This site has limited support for your browser. We recommend switching to Edge, Chrome, Safari, or Firefox.

Dancing to the Street

Xin Ying, principal dancer of Martha Graham Dance Company, has been making improvised dances wherever her work takes her. The simply framed videos quickly became a highlight of Instagram. Often set in tourist hubs, busy streets and danced to ambient sound, her swift, modern movement strikes a contrast with the pedestrian setting. Originally from China, Ying moved to New York almost a decade ago to pursue her dream of becoming a modern dancer.

Xin Ying, principal of Martha Graham Dance Company, improvises in New York.

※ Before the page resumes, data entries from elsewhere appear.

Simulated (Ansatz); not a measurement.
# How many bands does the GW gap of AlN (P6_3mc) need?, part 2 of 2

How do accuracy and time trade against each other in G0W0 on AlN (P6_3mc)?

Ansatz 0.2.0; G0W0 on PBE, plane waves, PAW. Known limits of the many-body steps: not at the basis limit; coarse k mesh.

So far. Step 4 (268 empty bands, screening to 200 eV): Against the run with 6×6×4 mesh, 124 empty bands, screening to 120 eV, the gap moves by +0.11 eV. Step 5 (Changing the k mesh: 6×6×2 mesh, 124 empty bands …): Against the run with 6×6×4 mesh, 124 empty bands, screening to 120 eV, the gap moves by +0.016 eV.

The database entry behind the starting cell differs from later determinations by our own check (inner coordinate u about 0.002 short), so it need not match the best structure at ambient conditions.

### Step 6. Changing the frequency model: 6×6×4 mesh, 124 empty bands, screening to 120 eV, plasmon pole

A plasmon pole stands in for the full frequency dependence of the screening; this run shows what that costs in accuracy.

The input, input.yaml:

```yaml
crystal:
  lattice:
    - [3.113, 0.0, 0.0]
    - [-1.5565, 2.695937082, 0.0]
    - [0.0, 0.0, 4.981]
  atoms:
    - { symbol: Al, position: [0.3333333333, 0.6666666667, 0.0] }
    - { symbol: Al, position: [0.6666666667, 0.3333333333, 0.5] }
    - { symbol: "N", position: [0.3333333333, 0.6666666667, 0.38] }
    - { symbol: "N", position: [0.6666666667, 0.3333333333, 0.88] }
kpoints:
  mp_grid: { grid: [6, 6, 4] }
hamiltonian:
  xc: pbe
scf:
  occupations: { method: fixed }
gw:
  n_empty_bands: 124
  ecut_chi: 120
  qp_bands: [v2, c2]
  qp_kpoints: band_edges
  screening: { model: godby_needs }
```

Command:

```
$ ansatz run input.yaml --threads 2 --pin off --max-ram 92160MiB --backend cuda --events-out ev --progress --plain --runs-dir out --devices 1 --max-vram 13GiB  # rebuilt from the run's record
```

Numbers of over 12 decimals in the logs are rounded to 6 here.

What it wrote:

subscribe to the latest in dance

“Uncommonly intelligent, substantial coverage.”

  • Weekly articles from the world of dance
  • Wide diversity of reviews, interviews, articles & more
  • Support for quality art journalism

Already a paid subscriber? Login

FR: When did you start dancing?

XY: I was a very energetic kid and I liked to perform since I was two years old. My mom wanted to channel my energy into something so she sent me to piano lessons first. She realized pretty quickly it wasn’t the right fit when she saw me falling asleep in class. After that, she took me to meet a local dance teacher to see if I had any potential. I don’t know why but I was really determined to get into her class. The teacher saw how badly I wanted it and let me into the class after I gritted through some of her flexibility tests. I was only about six years old at the time and much younger than most of the other students. I’ve been dancing ever since.

Growing up in China, we didn’t have much but my mom did everything she could to support my dancing. She saved everything she earned and sent me to an arts high school in another town. When I was 15, I passed the college entrance exam in China and got into Nanjing University of the Arts. My mom supported me skipping my last couple years of high school and put me all the way through college.

FR: When did you realize you wanted to dance professionally?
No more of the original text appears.